The flow chart is a diagrammatic representation of the flow of materials and a sequence of operations for a given food processing operation.
From the process chart, one can be able to identify;
- The required materials
- Sequence of operations and their parameter magnitudes
- Products and by-products
- Required equipment and utilities
If you are considering putting up a dairy processing unit, the following would be a feasible flowchart for the reception process.
Factors to consider when planning a food plant design and layout.
- Product flow: – consider if the plant processing with the available equipment will need a linear flow or otherwise
- Equipment spacing: – ensure that the equipment is properly laid out in the facility to leave adequate room for personnel movement
- Space for maintenance operations: – ensure that all the equipment has at least 75 cm clearance from the nearest wall to facilitate movement and manipulation during maintenance operations. The doors should open freely
- Orient the equipment in the plant to facilitate suitable product flow
- Process parameters (or indicators) should be visible and accessible to facilitate quick implementation of corrective mechanisms
- Properly place all the operating control panels within reach and properly labeled
- Consider all other safety concerns within the plant.
Plant Layout: Sections of a Dairy Processing Plant
Plant layout plays a very critical role in production planning and plant efficiency. Proper planning for the dairy manufacturing plant (or any other food manufacturing plant) will not only increase efficiency but quality as well.

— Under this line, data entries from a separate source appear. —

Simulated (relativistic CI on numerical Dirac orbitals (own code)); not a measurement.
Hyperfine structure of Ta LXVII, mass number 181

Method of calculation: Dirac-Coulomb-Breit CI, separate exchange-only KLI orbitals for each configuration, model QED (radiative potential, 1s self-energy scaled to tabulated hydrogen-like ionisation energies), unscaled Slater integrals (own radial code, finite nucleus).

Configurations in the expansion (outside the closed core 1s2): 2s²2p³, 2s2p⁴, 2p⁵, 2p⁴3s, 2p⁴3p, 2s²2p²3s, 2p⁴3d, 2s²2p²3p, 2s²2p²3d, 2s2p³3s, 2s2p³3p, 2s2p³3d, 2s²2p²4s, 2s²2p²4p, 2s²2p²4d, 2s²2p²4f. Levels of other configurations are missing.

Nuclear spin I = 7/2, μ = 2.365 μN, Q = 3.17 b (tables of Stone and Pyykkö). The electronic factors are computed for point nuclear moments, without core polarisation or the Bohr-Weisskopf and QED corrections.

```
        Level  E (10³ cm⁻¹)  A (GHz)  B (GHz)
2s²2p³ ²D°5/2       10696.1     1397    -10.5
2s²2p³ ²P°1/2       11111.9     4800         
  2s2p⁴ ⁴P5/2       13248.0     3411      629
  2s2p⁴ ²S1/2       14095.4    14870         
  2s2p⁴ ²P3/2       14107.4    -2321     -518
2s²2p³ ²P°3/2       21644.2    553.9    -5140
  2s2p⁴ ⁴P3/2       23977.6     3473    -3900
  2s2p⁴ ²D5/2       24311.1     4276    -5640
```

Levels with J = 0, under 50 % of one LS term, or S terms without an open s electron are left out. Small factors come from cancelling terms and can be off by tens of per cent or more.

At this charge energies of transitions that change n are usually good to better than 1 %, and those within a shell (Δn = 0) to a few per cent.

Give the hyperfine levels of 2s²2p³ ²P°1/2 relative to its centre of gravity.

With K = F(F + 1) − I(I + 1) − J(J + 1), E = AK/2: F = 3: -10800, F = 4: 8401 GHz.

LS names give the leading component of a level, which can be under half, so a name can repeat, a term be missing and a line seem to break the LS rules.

Given that quality is the number one prerequisite for any food manufacturing plant, it is very critical to ensure that the plant and equipment facilitate the required quality as much as possible.
In fact, the architectural design should take quality, functionality and safety into consideration among the many other aspects of consideration.
Food safety is a building block for food quality assurance. Given the nobility of the functions of a processing facility, it is important to assure high standards of safety.
Negligence in terms of quality in a manufacturing plant would put many lives at risk. This is due to the direct impact of the products that come from these processing lines.
The layout of the food manufacturing plant plays a key role in quality assurance because it not only facilitates smooth flow of products but also prevents cross-contamination of products in the processing lines.
Common Sections of a Food Manufacturing Plant.
i) Reception
Truck and milk tankers usually ferry the milk to the processing plant. The factory personnel offload this milk at the specially designed offloading bay. There are pumps and flow meters at the bay to check the flow of milk as it flows into the milk silos.
On the other hand, the staff manually offload milk from trucks onto a raised platform (usually 0.8 -0.9 meters in height). The raised platform should facilitate orderliness for serving each supplier at a time.
The orderliness will also facilitate thorough quality assurance testing. The platform should have a lining of rubber mats to reduce noise at the platform.
ii) Processing rooms
Separate raw material rooms from the processing rooms. The rooms should not open directly to the exterior of the plant. Use barriers/self-closing doors.
The plant layout should include the plans for the manufacturing, packaging, and storage rooms.
The manufacturing and packaging rooms should be separate from the storage room. Product storage room should be separate from the material storage room. Such a separation will be a safeguard against cross-contamination.
Perishable products are kept in a refrigerated/cold room to keep them at the right quality before dispatching to the market.
iii) Laboratory
The lab should be easily accessible due to the central role it plays in quality assurance. It should be located near the manager’s office for ease of supervision.
Its central placement should facilitate access to the raw material and product sampling points for timely analysis.
iv) Toilet facilities
Separate the washrooms from the processing area. The facility should have both bathrooms and the toilets. Provide foot baths, hand washing sinks, and hand sanitizers.
The water valve at the hand-washing sink should be foot operated to increase/improve sanitation.
v) Offices
The offices should be accessible from the entrance of the plant. In case of a story building, design the offices to occupy the upper floors.
Whichever the case, the office should be accessible to facilitate supervision of the plant activities within the plant.
vi) Utility room
The plant layout should also provide an ample space for the utility room, which houses the boilers, refrigeration system, power generators, compressed air/vacuum systems, etc.
Design a different building to house these utilities because of safety issues associated with each.
vii) Waste Handling facilities
Implement proper waste handling mechanisms for every food processing plant. Include grease/grit trap in your designs.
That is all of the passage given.